To access a file, the file system needs to translate the file's name to its number. for example
/home/raz/Code
might get translated to 690761
directories map human readable names to these numbers. We want to group directories hierarchically so that users can group related files.
Implementing this is simple. We will use files to store directories. So if the OS has the file number of a directory it can open up the directory file and scan through the filename/number pairs until it finds the right one.
For example
if we are looking for foo.txt
we scan the directory and find it has file number 871
This can be recursive
The file number for the directory /home/raz can be found by looking up raz in the home directory. and the directory home can be found by looking at the root directory.
But recursion needs a base case and that base case is the root directory. The solution is to agree on the file number of the root directory ahead of time. For Unix and Linux systems they use 2 as the file number of the root directory.

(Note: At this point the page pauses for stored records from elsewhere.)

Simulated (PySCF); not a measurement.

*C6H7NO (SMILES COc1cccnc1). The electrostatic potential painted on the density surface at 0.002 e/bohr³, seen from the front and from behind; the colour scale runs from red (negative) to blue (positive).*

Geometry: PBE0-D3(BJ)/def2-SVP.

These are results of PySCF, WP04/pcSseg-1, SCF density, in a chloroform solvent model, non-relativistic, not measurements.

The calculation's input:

So to find /home/raz/Code/cs405/fib.c
we look at the directory at file number 2. scan the directory for raz
go to that file number and repeat.
A QUESTION: since directories are stored as files can we use the same API. The same System Calls to access them (open/close/read/write
)?
No. we don't want applications to modify directories directly. We want those to be under control of the OS. So we have special commands. create/mkdir/link/unlink/rmdir
Many early implementations stored linear lists of file name/ file number in a linked list. (for example Linux ext2
)
Works well, but when you have 1,000s of files in a directory -- not so well.
Many recent file systems store directory contents in a tree. (Linux XFS, Microsoft NTFS, Oracle's ZFS)
For example, we can use a B+ tree.
In Linux XFS, B+ tree. It hashes the filename
Process for finding file number of file name
- first compute hash of name (0x0000c45e)
- start at the B+ tree root search for that hash(root at some well known offset in the directory file
- at each level a tree node contains an array of hash key, file offset pairs that represent a pointer to the child node.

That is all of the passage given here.